Careful analysis is needed across the organization to measure and determine the individual service SLA and the impact on the total SLA. Secondly, the SLA is in place to support business requirements. It’s not an arbitrary number or stick to beat the services team with. Analysis should identify how much downtime is actually tolerable.
Techniques to achieve high availability of the database
In order to achieve the five 9s of high availability, teams often have to rely on various techniques and solutions to make it possible.
Failovers allow organizations to automatically switch to standby systems to ensure that if a principal system breaks or fails, a backup system can seamlessly stand in and lessen any negative impacts to users. When developing a high availability architecture, failovers are a necessary piece of the overall infrastructure. However, redundancy is key to establish before failovers. Without redundancies in place, organizations have nowhere to failover to.

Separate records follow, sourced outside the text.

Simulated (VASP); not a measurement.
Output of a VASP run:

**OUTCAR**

Data redundancy & distribution
Data redundancy means all data is stored and backed up in perpetuity. Data redundancy aims to give an extra shield of protection and reinforcement to backups by replicating data into an alternate system.
Pairing redundancy and storing data in two different locations on top of extra distance between where that data is stored, gives organizations geo-redundancy.
For example, if data is stored in data centers in two different countries, that geo-redundancy can bolster data protection in case an adverse event happens in one location.
While it’s a good idea to have geo-redundancy, it can also introduce questions organizations need to account for. For example, replicated data in data centers in two different countries may run into latency issues, where it takes data longer to be stored or retrieved based off of its more distant location. Additionally, if data resides within one country with strong data protection laws, and replicated data is stored in a location with weaker data protection laws, questions around data residency and data sovereignty will come into play.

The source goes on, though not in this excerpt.